The Sky is BLUE (Best Linear Unbiased Estimator): A Beginning of endless journey towards data science

Kowshik Sarker
4 min readJun 29, 2021
Image Source: https://www.worldatlas.com/r/w960-q80/upload/56/c5/7c/shutterstock-520792630.jpg

An ever-wondering question in our childhood…” Why Sky is Blue?”. Quest begins there. After a long journey of understanding the fundamental science of how our brain capture the frequency of each and every color generated from the scattered ray of light from Sun, we understood that the reason behind this endless blue is hidden in the beautiful natural process in which we human being are also a part of. So, it starts from the Sun, pure white light rays come down to our atmosphere. Hit the particulates in the atmosphere which are in size very near to the frequency of the blue color and reflect back and thus our eyes recognize…. WoW!! the sky is blue intaking those reflected blue frequencies.

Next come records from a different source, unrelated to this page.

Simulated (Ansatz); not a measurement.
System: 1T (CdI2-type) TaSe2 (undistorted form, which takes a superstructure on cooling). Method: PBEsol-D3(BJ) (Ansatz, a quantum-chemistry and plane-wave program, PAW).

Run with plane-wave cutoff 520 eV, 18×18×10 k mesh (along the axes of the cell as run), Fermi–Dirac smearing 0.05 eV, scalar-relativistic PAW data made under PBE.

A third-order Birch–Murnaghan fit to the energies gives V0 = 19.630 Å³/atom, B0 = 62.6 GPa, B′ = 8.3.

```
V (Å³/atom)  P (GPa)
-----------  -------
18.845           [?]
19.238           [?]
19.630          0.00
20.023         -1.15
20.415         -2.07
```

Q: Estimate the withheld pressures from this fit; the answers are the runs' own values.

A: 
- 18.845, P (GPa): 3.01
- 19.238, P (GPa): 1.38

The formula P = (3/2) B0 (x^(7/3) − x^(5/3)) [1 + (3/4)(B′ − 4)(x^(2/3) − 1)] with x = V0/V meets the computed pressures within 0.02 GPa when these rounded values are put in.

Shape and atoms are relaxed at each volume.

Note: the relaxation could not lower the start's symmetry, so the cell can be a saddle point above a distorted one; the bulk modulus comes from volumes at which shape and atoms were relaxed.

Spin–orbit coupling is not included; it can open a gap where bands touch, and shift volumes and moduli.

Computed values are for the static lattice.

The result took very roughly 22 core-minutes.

Now, why this phenomenon is so relevant with today’s so-called jargon “DATA SCIENCE”? If you see in a comparative way, data science begins with the question “What?” and move towards the answer “Why?”. In this case also the “What?” is “Sky is Blue” and “Why?” is “Why Sky is Blue”. Now, the answer itself gives you the architecture of the quest.

“Sun” is the source, and so the Data is the source in any Data Science quest. “Atmosphere” is the Model and the “Particulates” are the parameters or independent variables in the model which are responsible for the outcome. “Blue” is the outcome thus the dependent variable which we enjoy through our eye with eternal bliss.

So, in this context why BLUE is so significant? To me, any quest begins within yourself and it applies to data science also. Example time!!, suppose you are observing for a long period of time that your savings is declining day by day. But you are also earning good amount of money (“Good” is an assumption here!! :P :P). Then why savings is becoming less? It surely because of increasing expenditure. But wait, there are lots of expenditure in our daily life…. some are systematic and some are non-systematic or ad hoc basis. Then, which expenditures are much likely to contribute towards my increasing expenses? Now that’s the point where you start to jot down the relationship between each of these points. Income -> Expenditure ->Savings. Here comes the most fundamental concept of data driven decision making, i.e. REGRESSION or OLS Regression. This powerful tool gives you the freedom to identify the causal relationship between each continuous component and will give you a beautiful equation/model having coefficient as BLUE (Best Linear Unbiased Estimator).

Image Source : https://datascience.foundation/img/pdf_images/understanding_of_linear_regression_with_python_1.png

First it is important to understand the concept of the Linear Regression before blindly applying the algorithm (I would rather say this as a fundamental mathematical model ever exists) anywhere. One has to understand the classical 6 assumptions of OLS Regression which creates base of any analytical framework. Now here is a catch, there are two schools of thought exists in the world of Data Science.

1. Best/Correct prediction is utmost important

2. Good prediction with logic behind is of utmost important.

Case 1 is of for most of the ML engineers or scientists. Case 2 is of Classical Statisticians or Econometricians. But as per me to be a good data scientist one should have the knowledge of both, where train-test-split drive the quest and in other hand causal impact of variable based on statistical significance derive the stochastic outcome. Now in both the way error will be generated, and in case 1 it’s the utmost goal to minimize the error as much as possible, but in case 2 error minimization is not the utmost goal whereas to find the best possible independent variables with good estimator is of utmost goal. This way differentiates one from another. But we shouldn’t be biased and lean towards any one method. We should pickup the way depending upon the scenario.

Here is a simple linear regression example I am presenting in Python using Statsmodels. Hope you will enjoy it and will be able to figure it out when to use what techniques. It comes from intuition sometimes what I believe. Sometimes I bit prone towards the econometrics method as it gives me freedom and control over the variables to do the statistical analysis and inferences which I miss in machine learning techniques, i.e. black box techniques. But we should be rational while deciding the techniques and moreover we must have clear understanding about the fundamental concept behind every model and scenario that we are solving.

At the end here is a charismatic quote for you to think of !!

“Regression is like woman. You never understand it fully. When you think you do, the next model is entirely different.” — Dakshitha Wickramasinghe.

Happy Learning!! 😊

--

--